Mr. and Mrs. Brown began their wedded life on their present fine homestead, which then comprised but fifty-seven acres and which represented the sum of their worldly possessions. Well merited success attended their earnest efforts, and their landed estate at the present time comprises two hundred and ten acres, in Washington township -- one of the valuable and finely improved rural demesnes of the county, the land all in one body and with everything betokening thrift and prosperity. This beautiful country home has been consistently named Maple Dale Farm and is most eligibly located about four and one-half miles northeast of Valparaiso, the metropolis and judicial center of the county.

Mr. Brown, with well taken opinions and earnest convictions as to matters of public polity, has ever given a staunch allegiance to the Democratic party, and his first presidential vote was cast in support of Horace Greeley, whose ideas he considered representative of true Democratic principles. He is humanity's friend and believes in those things which make for the general good of all people, so that he finds plutocracy and corporate lust of gain abhorrent in every way. He has thus been a staunch advocate of those things which make for the best in the scheme of human life and which tend to promote general prosperity and happiness. He has not denied service in public office and in the same his course has ever shown the high principles which have guided and guarded him in all relations of life. He served four years as township treasurer of Washington township, and within his regime was erected here the fine brick school-house known as the Prattville school. He has a comprehension of the marvelous changes that have been wrought in physical, educational, industrial and general social lines, and has done well his part in progressive movements which have brought about this marvelous transformation. He stands as the best type of citizen and is known and honored for his strong and noble character and his large achievement.

In April, 1888, Mr. Brown was made a Mason, in Valparaiso Lodge, No. 137, Free & Accepted Masons, and his other Masonic affiliations are with Valparaiso Chapter, No. 79, Royal Arch Masons; Valparaiso Council, No. 86, Royal & Select Masters; and Valparaiso Commandery, No. 28, Knights Templars. As a member of the Knights Templars at Washington, D. C., in 1889; at Denver, Colorado, in 1895; at San Francisco, California, in 1904; and in the city of Chicago in 1909. In addition to his other affiliations in the city of Valparaiso he holds membership in the local chapter of the Order of the Eastern Star. Mr. Brown as already intimated, is one of the pioneer members of the Pleasant View Methodist Episcopal church, and he has been one of its most earnest supporters, and the various departments of the church work have profited by his labors and deep interest. He served for years as superintendent of the Sunday school and was township superintendent of the organization of Sunday schools.
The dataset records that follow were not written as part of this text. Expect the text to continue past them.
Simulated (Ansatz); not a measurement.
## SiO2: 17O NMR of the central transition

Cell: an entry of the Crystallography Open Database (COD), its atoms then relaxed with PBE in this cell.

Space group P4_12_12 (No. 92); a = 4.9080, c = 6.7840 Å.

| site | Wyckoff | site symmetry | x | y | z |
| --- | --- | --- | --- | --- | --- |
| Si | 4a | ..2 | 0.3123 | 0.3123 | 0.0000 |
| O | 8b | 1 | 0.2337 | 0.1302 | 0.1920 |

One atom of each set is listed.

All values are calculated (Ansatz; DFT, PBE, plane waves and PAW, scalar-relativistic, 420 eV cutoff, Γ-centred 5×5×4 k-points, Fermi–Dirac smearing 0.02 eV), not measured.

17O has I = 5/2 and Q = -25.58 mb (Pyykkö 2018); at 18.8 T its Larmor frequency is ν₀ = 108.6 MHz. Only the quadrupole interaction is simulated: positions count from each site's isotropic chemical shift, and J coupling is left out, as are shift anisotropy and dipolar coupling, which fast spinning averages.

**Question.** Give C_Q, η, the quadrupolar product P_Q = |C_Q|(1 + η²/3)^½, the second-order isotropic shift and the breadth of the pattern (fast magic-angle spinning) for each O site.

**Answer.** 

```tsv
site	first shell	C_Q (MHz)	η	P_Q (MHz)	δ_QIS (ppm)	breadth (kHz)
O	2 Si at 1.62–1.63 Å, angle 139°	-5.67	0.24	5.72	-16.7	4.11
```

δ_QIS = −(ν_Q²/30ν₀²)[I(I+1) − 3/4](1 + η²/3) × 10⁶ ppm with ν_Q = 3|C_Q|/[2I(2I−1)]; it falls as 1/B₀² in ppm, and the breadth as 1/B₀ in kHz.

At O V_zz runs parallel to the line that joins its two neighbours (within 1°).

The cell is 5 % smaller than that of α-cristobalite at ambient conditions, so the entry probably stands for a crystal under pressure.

Mr. and Mrs. Brown have availed themselves of the pleasures and broadening influences of travel, in which they have visited the most diverse sections of the United States, but they have never failed in appreciation of the manifold resources and attractions of their home county and on each occasion have been glad to return to its gracious borders, here to enjoy "smiling plenty, and fair, prosperous days." Here, too, are the friends who have proved tried and true, and here they find memories and associations which cannot but hallow the old home to them for all time, so that, in their declining years, they find their lines cast in pleasant places, even as they have the loving regard of those who have passed with them along the journey of life and also of the younger generation who have grown up about them.

Source: Lewis Publishing Company. 1912. History of Porter County, Indiana: A Narrative Account of its Historical Progress, its People and its Principal Interests. Chicago, Illinois: Lewis Publishing Company. 881 p.
Page(s) in Source: 488-497

This biography has been transcribed exactly as it was originally published in the source. Please note that we do not provide photocopies or digital scans of biographies appearing on this website.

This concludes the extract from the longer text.